Foam injected boot liners
Sounds like you're basically on the right track. Once again, I agree with coppernyc. It would probably be helpfull for you to check into the "Boot fitting expectations/ettiquette" thread that was started on 8-16-04.
The more time you're in boots, the more absolutely crucial it is to eliminate problems. I'm a tight boot fanatic and a "challenging fit" myself. After an often painfull several year struggle, I switched to foam injected liners in 1992, been in them ever since. I'm not sure how long, but foam injected liners have been around awhile. They were good 12-15 years ago; even back then, the foam was a drastic improvement for me. Nowadays, the earlier problems have been addressed, they're even better, and a little easier to have installed. I'm now in my 3rd pair of extensively re-worked Salomons with the Conformable foam liners. For me, it's the only way to fly.

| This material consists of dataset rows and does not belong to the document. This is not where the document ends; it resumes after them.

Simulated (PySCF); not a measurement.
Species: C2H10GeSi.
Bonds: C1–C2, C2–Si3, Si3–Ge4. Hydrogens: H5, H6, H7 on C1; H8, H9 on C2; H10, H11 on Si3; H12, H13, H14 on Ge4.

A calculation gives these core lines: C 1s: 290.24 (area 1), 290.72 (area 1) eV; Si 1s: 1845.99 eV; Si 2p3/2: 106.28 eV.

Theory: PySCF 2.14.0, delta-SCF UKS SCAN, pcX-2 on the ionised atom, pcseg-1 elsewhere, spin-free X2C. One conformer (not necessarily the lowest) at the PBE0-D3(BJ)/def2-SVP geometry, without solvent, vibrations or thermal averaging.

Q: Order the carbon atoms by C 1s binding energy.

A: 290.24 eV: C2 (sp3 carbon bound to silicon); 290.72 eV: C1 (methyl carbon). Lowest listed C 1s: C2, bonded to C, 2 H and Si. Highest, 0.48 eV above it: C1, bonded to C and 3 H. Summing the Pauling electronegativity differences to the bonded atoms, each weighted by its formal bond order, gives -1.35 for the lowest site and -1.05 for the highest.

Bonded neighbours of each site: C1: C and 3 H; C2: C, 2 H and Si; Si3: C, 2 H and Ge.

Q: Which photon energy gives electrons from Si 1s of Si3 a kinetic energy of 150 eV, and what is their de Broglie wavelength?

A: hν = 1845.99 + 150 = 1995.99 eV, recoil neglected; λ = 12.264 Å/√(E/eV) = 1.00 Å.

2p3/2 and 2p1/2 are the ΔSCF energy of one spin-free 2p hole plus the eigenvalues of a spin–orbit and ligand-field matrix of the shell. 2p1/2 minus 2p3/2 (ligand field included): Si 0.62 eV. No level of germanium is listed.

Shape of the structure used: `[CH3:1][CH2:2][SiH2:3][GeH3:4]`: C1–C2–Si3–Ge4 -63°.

There are a number of advantages to foam. For one thing, since the foam will conform to almost any shape, you have somewhat more latitude in shell choice - although obviously, in the first place, you still have to pick a shell that's a close match to your foot shape and ability level. This critical first step is deceptively easy to go badly wrong without highly objective professional help.
The foam essentially does for your entire foot and lower leg what a custom moulded orthotic does for only the sole of your foot. The more even pressure distribution allows a tighter, firmer fit than a conventional liner, eliminates slop and enhances sensitivity, feel, and overall control. The more even pressure (to me at least) seems to be less constrictive overall; better circulation; warmer feet. The insulative properties of foam were slightly inferior up until about the late 1990's, but that's been completely resolved; if anything, the newer foam compounds are warmer. Also, I've found over the years that the foam is definitely more resilient and doesn't crush and pack out nearly as quickly and easily, which means significantly better durability. So once you've undergone the hassle and expense of new boots, you're all set for a good long time. Mine have been good for 300 to even 400+ days.
Fitting and installing foam is a bit of a technically tricky business. I've found them to be a Godsend, but they're only as good as:
1. You preparation, in terms of patience at working with the fit tech person - this isn't always a quick and easy one-day process.
2. The saavy/skill/expertise of the boot fitter tech people.
3. Your honesty with the above person regarding self assesment of your skiing strength/ability level. In other words, even a perfect fit in too much boot will detract from your control.
Surefoot is a good bet, especially if you're in the east and planning on doing extensive traveling to ski.
The only relatively minor disadvantage that I can think of is that since foam has to be done professionally in a specialty shop, not in someplace like a big sporting goods chain store, it's more expensive. It isn't really neccessary for everyone. Again, I'd recommend taking a look at that thread from last month. Hope this helps some.